If you are neutral in situations of injustice, you have chosen the side of the oppressor. If an elephant has its foot on the tail of a mouse, and you say that you are neutral, the mouse will not appreciate your neutrality. – Desmond Tutu
2019 will be remembered as the year it became fashionable for opportunistic prohibitionists to pretend to be concerned about the harm done to sex workers by the policies of criminalization they have supported for the past two decades. While the deranged puritans who deny our agency, share their disgusting sexual fantasies about us in public and intentionally send thugs to deceive, rape and cage us (while pretending they want to “rescue” us from the bogeymen who reside only in their fevered imaginations) are just as awful as ever and will probably remain so for the foreseeable future, those who merely jumped on the “sex trafficking” bandwagon to sell something or gain power are now pretending to have been “neutral” before, but sympathetic now because they finally bothered to look at the mountains of data we’ve been showing them since the turn of the century, or something. But because these sociopaths wouldn’t know a moral compass if one were driven into their faces with an impact wrench, their attempts to sound sympathetic are pathetic at best and deeply insulting at worst.
Power-mad shitbag Elizabeth Warren, for example, has signed on to support a “study of the impact of FOSTA” while simultaneously scheming (again) to steal sex workers’ money and shut us out of the banking system. But while her duplicity is disguised well enough to fool the insufficiently-cynical, this recent effort by the staunchly-prohibitionist New York Times is embarrassingly transparent. The newspaper which launched “sex trafficking” hysteria 16 years ago this month with a fantasy called “The Girls Next Door”, and which has since then functioned as one of the primary organs spreading “sex trafficking” hysteria with lies, masturbatory fantasies from Nick Kristof, and copsucking propaganda, now wants us to believe that it gives a shit about us. And yet, it isn’t even trying to remove prohibitionist fecal matter from its lips before speaking up. It starts in the lede by referring to censorship as “holding tech platforms accountable” and then refers to sex workers’ ads & online activism as “sex-trafficking schemes” and “the ills of the internet”. It then goes on to argue that censorship is mostly a good thing as long as the government precedes that censorship with years of propaganda demonizing & dehumanizing its intended targets, and describes FOSTA-enabled censorship as “mostly positive” (“the results are not all positive” is semantically equivalent to “the results are mostly positive”). And that’s just in the first two paragraphs; a little further along sex work is dysphemized as “the bartering of children and adults” and a law specifically designed to censor the internet and opposed by every human rights and speech group in the country is said to have been “hailed as a way to catch up to…reality”.

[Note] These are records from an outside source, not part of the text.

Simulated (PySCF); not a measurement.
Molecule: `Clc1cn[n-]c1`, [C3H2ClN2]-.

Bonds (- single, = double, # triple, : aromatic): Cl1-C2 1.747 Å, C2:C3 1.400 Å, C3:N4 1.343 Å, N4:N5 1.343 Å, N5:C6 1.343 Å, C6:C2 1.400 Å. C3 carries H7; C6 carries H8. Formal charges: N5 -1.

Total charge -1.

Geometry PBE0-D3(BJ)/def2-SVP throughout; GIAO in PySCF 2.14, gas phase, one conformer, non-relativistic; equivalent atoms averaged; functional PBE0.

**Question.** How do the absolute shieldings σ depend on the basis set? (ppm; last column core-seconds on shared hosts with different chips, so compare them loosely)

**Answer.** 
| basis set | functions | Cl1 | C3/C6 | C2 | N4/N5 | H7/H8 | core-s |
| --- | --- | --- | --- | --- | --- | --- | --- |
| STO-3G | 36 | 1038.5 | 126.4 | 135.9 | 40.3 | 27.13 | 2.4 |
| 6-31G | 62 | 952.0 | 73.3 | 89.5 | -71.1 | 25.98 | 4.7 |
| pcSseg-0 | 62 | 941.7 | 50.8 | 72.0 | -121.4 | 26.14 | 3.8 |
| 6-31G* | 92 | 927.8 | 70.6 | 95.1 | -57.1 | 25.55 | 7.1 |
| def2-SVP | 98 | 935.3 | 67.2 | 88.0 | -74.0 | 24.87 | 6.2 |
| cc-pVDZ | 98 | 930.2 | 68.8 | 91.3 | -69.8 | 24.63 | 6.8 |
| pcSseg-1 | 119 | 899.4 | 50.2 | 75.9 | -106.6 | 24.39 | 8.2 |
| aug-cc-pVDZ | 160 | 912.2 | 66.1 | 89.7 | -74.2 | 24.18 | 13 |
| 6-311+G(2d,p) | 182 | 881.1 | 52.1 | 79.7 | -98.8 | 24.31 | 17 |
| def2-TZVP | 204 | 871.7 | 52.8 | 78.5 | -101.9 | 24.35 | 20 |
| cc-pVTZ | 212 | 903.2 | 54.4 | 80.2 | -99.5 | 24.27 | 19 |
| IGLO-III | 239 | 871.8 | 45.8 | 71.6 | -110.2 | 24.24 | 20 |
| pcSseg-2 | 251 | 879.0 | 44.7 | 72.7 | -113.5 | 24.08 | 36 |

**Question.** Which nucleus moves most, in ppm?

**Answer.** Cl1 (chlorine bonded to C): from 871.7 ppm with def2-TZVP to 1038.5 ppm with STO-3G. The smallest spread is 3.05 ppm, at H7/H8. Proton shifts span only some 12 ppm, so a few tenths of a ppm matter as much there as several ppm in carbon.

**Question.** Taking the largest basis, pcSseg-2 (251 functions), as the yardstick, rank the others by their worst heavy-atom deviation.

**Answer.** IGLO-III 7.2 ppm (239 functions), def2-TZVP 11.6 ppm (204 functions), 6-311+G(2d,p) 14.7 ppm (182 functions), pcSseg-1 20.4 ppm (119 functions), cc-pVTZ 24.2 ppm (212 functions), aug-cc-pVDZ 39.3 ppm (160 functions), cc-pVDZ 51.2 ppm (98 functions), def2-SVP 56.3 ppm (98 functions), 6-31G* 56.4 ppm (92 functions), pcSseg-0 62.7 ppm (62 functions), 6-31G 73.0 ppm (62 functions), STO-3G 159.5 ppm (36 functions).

The most astonishing part of all this? The Times’ writers are so clueless they really think this milquetoast admission of the harms of FOSTA is enough to erase a generation of cheerleading for tyranny. It will be interesting to see how they, and myriad others of their ilk, try to avoid being “held accountable” for their incredibly irresponsible actions as sex worker rights follows the footsteps of LGBT rights into the mainstream of US political discussion.